Nobody Told Me Locs Could Be This Dry
I thought starting locs meant my hair care routine was about to get simpler. Fewer products, less manipulation, more freedom.
What I did not expect was to spend the first year fighting dryness unlike anything I had experienced with my natural hair before.
My locs felt like straw by day three after washing. The ends were brittle.
I was applying oil after oil, and nothing seemed to penetrate. I was frustrated, confused, and honestly a little embarrassed, because from the outside, my locs looked fine. On the inside, every time I touched them, they crunched.
The moisture problem in locs is real, it is common, and it is almost never discussed with the honesty it deserves before you make the commitment to loc your hair.

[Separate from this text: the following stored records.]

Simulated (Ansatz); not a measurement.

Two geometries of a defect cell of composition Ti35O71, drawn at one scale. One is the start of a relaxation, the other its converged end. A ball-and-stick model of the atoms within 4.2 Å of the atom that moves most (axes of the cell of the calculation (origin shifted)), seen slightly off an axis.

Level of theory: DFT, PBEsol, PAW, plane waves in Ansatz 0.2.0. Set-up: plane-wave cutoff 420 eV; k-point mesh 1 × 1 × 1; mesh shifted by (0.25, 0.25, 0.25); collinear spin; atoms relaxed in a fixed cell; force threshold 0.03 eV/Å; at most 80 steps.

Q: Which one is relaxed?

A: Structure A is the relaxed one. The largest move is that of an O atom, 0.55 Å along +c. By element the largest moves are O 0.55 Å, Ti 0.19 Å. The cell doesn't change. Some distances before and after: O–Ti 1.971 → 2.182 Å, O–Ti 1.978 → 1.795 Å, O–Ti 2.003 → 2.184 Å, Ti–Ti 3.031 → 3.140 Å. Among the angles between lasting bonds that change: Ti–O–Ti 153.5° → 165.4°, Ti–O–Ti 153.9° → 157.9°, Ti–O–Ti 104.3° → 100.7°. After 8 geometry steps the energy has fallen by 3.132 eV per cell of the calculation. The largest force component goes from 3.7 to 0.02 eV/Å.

This article is the conversation I wish I had before I started.
***Please note that this site uses affiliate links if you would like to read the legal stuff you can find it here

Why Moisture Behaves Differently in Locs
When your hair is loose, moisture can travel relatively freely along each strand. You can apply a leave-in conditioner, work it through section by section, and feel the hydration distribute across your hair. With locs, the situation is fundamentally different.
Locs are densely compacted structures. As they mature and tighten, the inner core of each loc becomes increasingly difficult to penetrate with product. Water, which is the only true moisturiser for hair, can struggle to reach the centre of a mature loc. Oils and butters, which many people reflexively reach for when hair feels dry, sit on the surface and create the illusion of moisture without actually delivering it.
This is the core misunderstanding that keeps so many people stuck in a cycle of dry, dull locs. They are adding a product. They are putting in the effort. The product simply is not getting where it needs to go.
The Water Myth: Why You Were Told to Avoid It
One of the most persistent pieces of advice in the early loc community is to keep your locs dry. The reasoning behind this is not entirely wrong: locs that stay wet for extended periods can develop mildew, buildup, and an unpleasant smell. In the budding and teenage stages, especially, frequent wetting can cause unravelling.
The problem is that this advice mutated over time into a general fear of water, and people stopped moisturising their locs with the one thing hair actually needs.
Water is not the enemy. Staying wet for days without proper drying is the enemy. Those are two very different things.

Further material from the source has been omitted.